A defining moment linking two NHL stars that sticks in the memory of hockey fans was the unexpected fight between Calgary Flames captain Jarome Iginla and Tampa Bay Lightning star Vincent Lecavalier during Game 3 of the 2004 Stanley Cup Final.
It’s rare to see a fight during a Stanley Cup Finals game in today’s NHL, rarer still when it’s two scoring stars chucking knuckles.
Iginla had always been known as a star unafraid to fight his own battles. Having won his second Richard Trophy performance as the league’s top goal scorer in 2003-04, Iginla was well established as a hard-hitting offensive force. The scrap with Lecavalier burnished that reputation.
At the time, hockey analyst Bill Clement called that moment “the continuation of the development” of Lecavalier. Then-Lightning coach John Tortorella was shown on national television applauding Lecavalier’s actions and later commended the big center’s willingness to stand his ground against Iginla.
Until that moment, Lecavalier was seen primarily as a one-dimensional scoring forward, but his willingness to tangle with one of the toughest fighters in the league during a Finals game significantly changed that reputation and is considered the moment that vaulted him into the upper echelon of the league’s top players.

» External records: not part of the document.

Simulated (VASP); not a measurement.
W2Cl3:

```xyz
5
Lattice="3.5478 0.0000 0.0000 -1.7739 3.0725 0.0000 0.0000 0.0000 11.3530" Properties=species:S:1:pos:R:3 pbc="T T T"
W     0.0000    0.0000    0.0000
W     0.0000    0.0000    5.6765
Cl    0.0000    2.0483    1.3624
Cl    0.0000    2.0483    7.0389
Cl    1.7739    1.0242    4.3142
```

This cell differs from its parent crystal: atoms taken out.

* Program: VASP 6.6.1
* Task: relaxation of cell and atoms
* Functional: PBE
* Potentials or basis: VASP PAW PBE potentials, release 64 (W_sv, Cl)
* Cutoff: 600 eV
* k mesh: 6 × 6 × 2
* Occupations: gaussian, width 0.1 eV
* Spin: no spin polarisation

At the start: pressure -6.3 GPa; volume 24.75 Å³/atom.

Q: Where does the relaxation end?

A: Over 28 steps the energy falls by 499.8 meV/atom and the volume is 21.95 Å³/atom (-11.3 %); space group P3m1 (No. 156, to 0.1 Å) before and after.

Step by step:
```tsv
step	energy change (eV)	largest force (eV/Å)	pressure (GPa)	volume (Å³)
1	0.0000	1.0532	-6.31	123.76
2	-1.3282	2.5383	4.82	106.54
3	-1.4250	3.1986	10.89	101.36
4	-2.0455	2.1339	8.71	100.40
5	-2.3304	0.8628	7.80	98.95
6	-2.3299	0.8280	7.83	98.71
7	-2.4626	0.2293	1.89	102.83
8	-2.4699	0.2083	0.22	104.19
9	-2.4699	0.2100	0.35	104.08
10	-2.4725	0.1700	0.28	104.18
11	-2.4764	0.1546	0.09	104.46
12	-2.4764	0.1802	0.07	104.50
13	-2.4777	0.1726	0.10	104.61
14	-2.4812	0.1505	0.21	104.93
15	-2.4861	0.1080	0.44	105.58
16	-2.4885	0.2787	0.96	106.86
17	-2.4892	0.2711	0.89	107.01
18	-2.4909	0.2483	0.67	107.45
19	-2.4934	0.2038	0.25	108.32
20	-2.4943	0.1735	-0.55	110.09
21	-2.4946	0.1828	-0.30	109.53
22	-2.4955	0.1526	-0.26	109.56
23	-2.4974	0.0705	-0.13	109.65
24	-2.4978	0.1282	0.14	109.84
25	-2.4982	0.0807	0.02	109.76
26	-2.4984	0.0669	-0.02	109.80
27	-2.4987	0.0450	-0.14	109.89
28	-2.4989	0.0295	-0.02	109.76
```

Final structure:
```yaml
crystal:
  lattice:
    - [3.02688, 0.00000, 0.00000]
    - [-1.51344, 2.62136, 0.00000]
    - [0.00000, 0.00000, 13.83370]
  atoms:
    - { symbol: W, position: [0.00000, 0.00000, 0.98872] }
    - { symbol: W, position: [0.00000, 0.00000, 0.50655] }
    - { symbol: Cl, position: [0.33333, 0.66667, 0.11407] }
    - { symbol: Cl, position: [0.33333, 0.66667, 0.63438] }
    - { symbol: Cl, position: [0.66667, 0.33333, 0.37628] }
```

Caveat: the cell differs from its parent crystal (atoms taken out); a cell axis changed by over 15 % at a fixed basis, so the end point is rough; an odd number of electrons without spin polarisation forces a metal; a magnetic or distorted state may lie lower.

But that was then, this is now. And speculation is growing that Iginla and Lecavalier’s best seasons could be behind them, given the significant drops in their respective numbers.
Iginla’s 32 goals last season were his lowest since his 31 goals in 2000-01, while his 69 points was 20 fewer than in 2008-09. It wasn’t the first time Iginla’s point production had dropped into the 60s during his career, so it wasn’t seen as much cause for concern. Especially considering Iginla produced seasons of 94, 98 and 89 points from 2006-07 to 2008-09, reaching the 50-goal mark in 2007-08 for the second time in his career.
This season, however, the 33-year-old’s slow start has generated real concern among Flames followers. With only three goals and 10 points in his first 16 games, Iginla is on pace for a 15-goal, 50-point season, which would be his lowest offensive output since his NHL sophomore season of ’97-’98.
It also has reignited trade speculation that briefly popped up last spring when the Flames missed the playoffs. Some observers are daring to suggest what was once considered unthinkable: If the Flames fail to improve this season, Iginla should be dealt in hopes of landing a significant return while his trade value remains high.
While there’s little doubt Iginla would attract considerable attention if the Flames shopped him, it would be very difficult to trade him given his $7 million per season salary on a contract that doesn’t expire until 2013 and includes a “no-movement” clause.
That’s unlikely to keep the rumormongers at bay, especially if the Flames appear out of this season’s playoff race by the Feb. 28 trade deadline.
Meanwhile, Lecavalier has seen his stock plummet considerably over the previous two seasons with performances of 67 and 70 points, respectively. Nagging shoulder and wrist injuries, the incompetence of the previous Lightning ownership and near-constant rumors he would be dealt during the ’08-’09 season to the Montreal Canadiens were certainly contributing factors.
So, too, might be the pressure of playing up to the 11-year, $85 million contract he signed in the summer of 2008. When he signed that deal, Lecavalier was considered the franchise player around whom the Lightning would rebuild into a Stanley Cup contender.
That role has been usurped by 20-year-old superstar Steven Stamkos, who in his sophomore season shared the 2009-10 Richard Trophy with Pittsburgh’s Sidney Crosby, led the Lightning in points and was fifth overall in the league in that category.
This season, Stamkos is again challenging for the league lead in goals and points while Lecavalier had only three goals and nine points in 14 games before suffering a broken right hand that will keep him sidelined for at least a month.
New Lightning general manager Steve Yzerman and coach Guy Boucher praised Lecavalier’s performance before the injury, claiming he was on the cusp of becoming a more complete player rather than merely the offensive one who hit his stride in 2006-07. He scored 52 goals and 108 points that season and won the Richard Trophy, then followed up with a 40-goal, 92-point performance in 2007-08..
He’ll undoubtedly continue to develop his game, but his lower offensive numbers combined with that huge contract will be seen by detractors merely as proof Lecavalier, at 30, is now past his prime.
It remains to be seen if Lecavalier and Iginla, who were teammates for Canada’s 2004 World Cup of Hockey championship team and 2006 Olympic hockey team, have had their best days. It wouldn’t be the first time star players in their early 30s endured a decline in their production only to rebound strongly. But the reality could be that both players simply are not capable of carrying the offensive load anymore for their respective teams and might be better off playing more supporting roles.
It could be too hasty to write off Iginla and Lecavalier as past their respective playing primes, but it seems apparent their best days are no longer ahead of them.